A new rule published by the Department of Labor on Tuesday would allow restaurant owners to take employees’ tips to pay “back-of-the-house” workers, such as cooks and dishwashers.
An analysis by the Economic Policy Institute found that change could cost workers more than $700 million in lost wages.
The regulation also allows employers to required tipped employees to perform more “non-tipped” labor, such as cleaning.
“It’s really, really clear this is about the interests of corporate executives and shareholders,” Heidi Shierholz, an economist at EPI, told Business Insider.
A new regulation rolled out in the final days of the Trump administration will allow restaurants to pull tips from their waitstaff to pay cooks in the back, putting more cash in the pockets of ownership while forcing front-of-the-house staff to do more work for less money.
Employers, to this point, have been allowed to pool tips and share them among employees who typically receive them; for example, servers giving a share of their earnings to hosts and bussers. The 148-page regulation put out Tuesday by the Department of Labor would expand that, allowing restaurants to pay the wages of prep cooks and dishwashers with money earned by those waiting tables.
The rule also does away with a so-called “80/20” rule: previously, tipped employees – who can earn as little as $2.13 an hour in wages from their employer – could not be asked to spend any more than 20 percent of their shift performing non-tipped work, like rolling silverware or cleaning the workplace. The new standard is “reasonable time” spent doing such things.
“It’s totally ambiguous and makes it extremely difficult to enforce,” Heidi Shierholz, director of policy at the center-left Economic Policy Institute, told Business Insider.
The Trump administration’s stated purpose for rule is equality.
Cheryl Stanton, administration of the wage and hour division at the Department of Labor, said the rule “could increase pay for back-of-the-house workers, like cooks and dishwashers… reduc[ing] wage disparities among all workers who contribute to the customers’ experience.”
But this achieved not at the expense of those running the business but at the cost of others employed there.
In a 2019 analysis, EPI estimated that allowing employers to pocket workers’ tips would save the former more than $700 million a year – and cost the latter the same amount. That, and doing away with the “80/20″ rule,” would also encourage those employers to rely more heavily on tipped labor. Why pay cleaning staff the federal minimum wage of $7.25 an hour when tipped employees, who cost a fraction of that, can be asked to perform the job instead?
“It’s really, really clear this is about the interests of corporate executives and shareholders. Like that is what’s driving this,” Shierholz said.

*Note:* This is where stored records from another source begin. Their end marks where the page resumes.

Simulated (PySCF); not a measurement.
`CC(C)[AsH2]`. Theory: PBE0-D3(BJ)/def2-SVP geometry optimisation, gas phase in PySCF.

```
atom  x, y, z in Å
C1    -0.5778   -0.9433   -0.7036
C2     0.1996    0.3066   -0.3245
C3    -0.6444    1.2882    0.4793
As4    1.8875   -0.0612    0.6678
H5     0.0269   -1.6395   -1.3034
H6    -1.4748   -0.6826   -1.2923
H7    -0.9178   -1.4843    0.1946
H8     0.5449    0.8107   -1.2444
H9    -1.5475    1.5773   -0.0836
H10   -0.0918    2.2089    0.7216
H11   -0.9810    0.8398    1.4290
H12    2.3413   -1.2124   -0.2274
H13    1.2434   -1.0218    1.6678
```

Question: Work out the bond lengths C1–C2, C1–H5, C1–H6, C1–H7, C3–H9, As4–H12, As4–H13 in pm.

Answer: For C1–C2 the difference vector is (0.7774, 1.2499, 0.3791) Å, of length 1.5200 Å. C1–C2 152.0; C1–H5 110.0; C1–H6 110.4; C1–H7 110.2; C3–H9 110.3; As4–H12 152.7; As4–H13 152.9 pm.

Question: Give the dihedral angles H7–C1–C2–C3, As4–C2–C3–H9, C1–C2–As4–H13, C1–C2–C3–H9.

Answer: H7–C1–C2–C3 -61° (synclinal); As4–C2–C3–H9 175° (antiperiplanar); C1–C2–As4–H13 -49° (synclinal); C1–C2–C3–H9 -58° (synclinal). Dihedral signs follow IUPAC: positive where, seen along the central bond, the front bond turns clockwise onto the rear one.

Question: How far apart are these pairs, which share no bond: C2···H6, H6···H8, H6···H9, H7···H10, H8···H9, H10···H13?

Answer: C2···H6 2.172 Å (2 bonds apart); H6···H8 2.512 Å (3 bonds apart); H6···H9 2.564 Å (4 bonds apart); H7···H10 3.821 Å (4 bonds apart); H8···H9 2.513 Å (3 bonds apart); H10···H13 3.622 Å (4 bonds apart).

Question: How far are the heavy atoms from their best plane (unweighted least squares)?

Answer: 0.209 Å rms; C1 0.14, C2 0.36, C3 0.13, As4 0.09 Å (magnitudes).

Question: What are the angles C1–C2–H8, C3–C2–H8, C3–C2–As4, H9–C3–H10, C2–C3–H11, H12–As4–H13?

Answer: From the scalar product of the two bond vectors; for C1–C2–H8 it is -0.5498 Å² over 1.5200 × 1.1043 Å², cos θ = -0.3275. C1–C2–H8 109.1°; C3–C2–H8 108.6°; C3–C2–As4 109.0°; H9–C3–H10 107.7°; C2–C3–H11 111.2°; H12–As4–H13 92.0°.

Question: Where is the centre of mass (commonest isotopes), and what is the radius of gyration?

“If there really was a strong interest in reducing inequality and raising the wages of the lowest-paid workers, they would be pushing tooth and nail to raise the minimum wage,” Shierholz added.
Indeed, “there is a direct way to do this,” Shierholz argued, “instead of saying, ‘Oh, we’re going to raise the wages of the lowest-paid workers by taking from the wages of the second-lowest paid workers.'”
It is notable that it was not advocates for labor but rather their bosses that lobbied for the change.
“The foodservice industry supports the department’s proposed rule,” lawyers for the Restaurant Law Center and the National Restaurant Association said last year when the change was being developed. They billed it as an act of deregulation – and end to bureaucrats “trying to micromanage restaurant work.”
The new rule, however, does not take effect for another 60 days – that is, until the next administration. It is possible, but not clear, that President-elect Joe Biden and his team could postpone its implementation while working to rescind it.
A spokesperson for the Biden-Harris transition team did not return a request for comment.